The DOL reported people filing for initial unemployment insurance benefits in the week ending on April 13th, 2013 was 352,000, a 4,000 increase from the previous week of 348,000. This is the wrong direction for weekly initial unemployment claims and indicates slow hiring once again.
The statistic to pay attention to is the four week moving average on initial unemployment claims. The four week moving average increased 2,750 to 361,250, and back to February 2013 levels after March's drop gave false hope the job market was improving. In the below graph we can the four week moving average is still at recession levels and seemingly staying there, now over five years. If anyone recalls, even before the Great Recession the job market was not so hot. The four week moving average, graphed below is set to a log scale, from April 1st, 2007.
Below is the mathematical log of initial weekly unemployment claims. A log helps remove some statistical noise, it's kind of an averaging and gives a better sense of a pattern. As we can see, we have a step rise during the height of the recession, but then a leveling, then a very slow decline, or fat tail. That fat tail has taken over five years to return to early recession levels, but initial claims are still not at pre-recession figures. Now initial claims are increasing again to boot.

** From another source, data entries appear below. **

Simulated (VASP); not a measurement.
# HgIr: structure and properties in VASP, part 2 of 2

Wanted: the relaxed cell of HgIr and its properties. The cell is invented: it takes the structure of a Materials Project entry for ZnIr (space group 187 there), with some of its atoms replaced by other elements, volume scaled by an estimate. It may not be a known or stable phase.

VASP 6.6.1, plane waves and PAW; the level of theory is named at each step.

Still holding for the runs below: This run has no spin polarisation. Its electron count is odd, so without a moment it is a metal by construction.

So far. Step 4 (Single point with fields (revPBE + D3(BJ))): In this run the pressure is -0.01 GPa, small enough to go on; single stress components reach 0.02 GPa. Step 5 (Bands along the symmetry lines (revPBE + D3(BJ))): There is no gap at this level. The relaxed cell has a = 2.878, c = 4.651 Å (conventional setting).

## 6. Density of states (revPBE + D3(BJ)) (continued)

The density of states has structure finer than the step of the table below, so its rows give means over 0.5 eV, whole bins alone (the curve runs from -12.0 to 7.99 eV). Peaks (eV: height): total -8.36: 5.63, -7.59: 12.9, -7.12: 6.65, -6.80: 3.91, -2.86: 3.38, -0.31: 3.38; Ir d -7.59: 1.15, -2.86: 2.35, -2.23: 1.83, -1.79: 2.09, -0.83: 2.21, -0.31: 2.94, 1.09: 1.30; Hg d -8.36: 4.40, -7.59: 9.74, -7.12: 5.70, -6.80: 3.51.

As much as people wish it so, most government data is not complete and not real time. We have repeatedly warned, ad nauseum, do not bank on the initial claims number reported in the press release for that week. Initial claims for unemployment benefits is a weekly statistic and that implies a very short time window for data collection, it is always revised the next week, almost always upward. One can have unusual events which throw off the seasonal adjustment algorithm. One can have missed timing of events that can also throw a monkey wrench in one week's worth of data. As we pointed out in our weirdness in initial unemployment claims article, states might not report their quarterly adjustments for emergency unemployment benefits and we had the infamous fiscal cliff push past the final hour, which included extending those unemployment benefits for the long term unemployed.
Continuing unemployment claims for the previous week decreased, yet we still have large long term unemployed. The below continuing claims figure doesn't include those receiving extended and emergency unemployment benefits.
The advance number for seasonally adjusted insured unemployment during the week ending April 6 was 3,068,000, a decrease of 35,000 from the preceding week's revised level of 3,103,000. The 4-week moving average was 3,083,000, a decrease of 2,250 from the preceding week's revised average of 3,085,250.
In the week ending March 30th, not seasonally adjusted, the official number of people obtaining some sort of unemployment insurance benefit was 5,152,655 with 1,782,555 people receiving EUC, which was extended to January 2014 in the 11th fiscal cliff hour. There were 12 million official unemployed in March. .
It doesn't appear initial claims is very slowly returning to normal levels. The job market is still so poor, we see nothing on the horizon to show initial unemployment claisms will return to 2007 levels soon. The initial claims moving average increase is worst than it looks, simply because this has going on past half a decade with no end in sight. Seeing a rise again in the moving average implies American workers are being jerked around like a yo-yo on a string.
Reuters had a ridiculous headline on claims spinning it
1) Reuters earlier had a headline that said "Jobless data calms concerns on labor market" and basically said even though claims increased from last week, the increase wasn't as bad as it could have been, thus, things were good according to the article. Yup, things are bad, but since we're not all dead or in a nuclear war, hey, don't complain. Reuters didn't mention the labor participation rate or U-6 for obvious reasons.
2) Saw a study that said people that were between jobs or unemployed for any period of time would not get hired for jobs, but people in jobs but that had no relevant experience for another job would get hired for that job over a qualified unemployed person. Now how's that for American innovation!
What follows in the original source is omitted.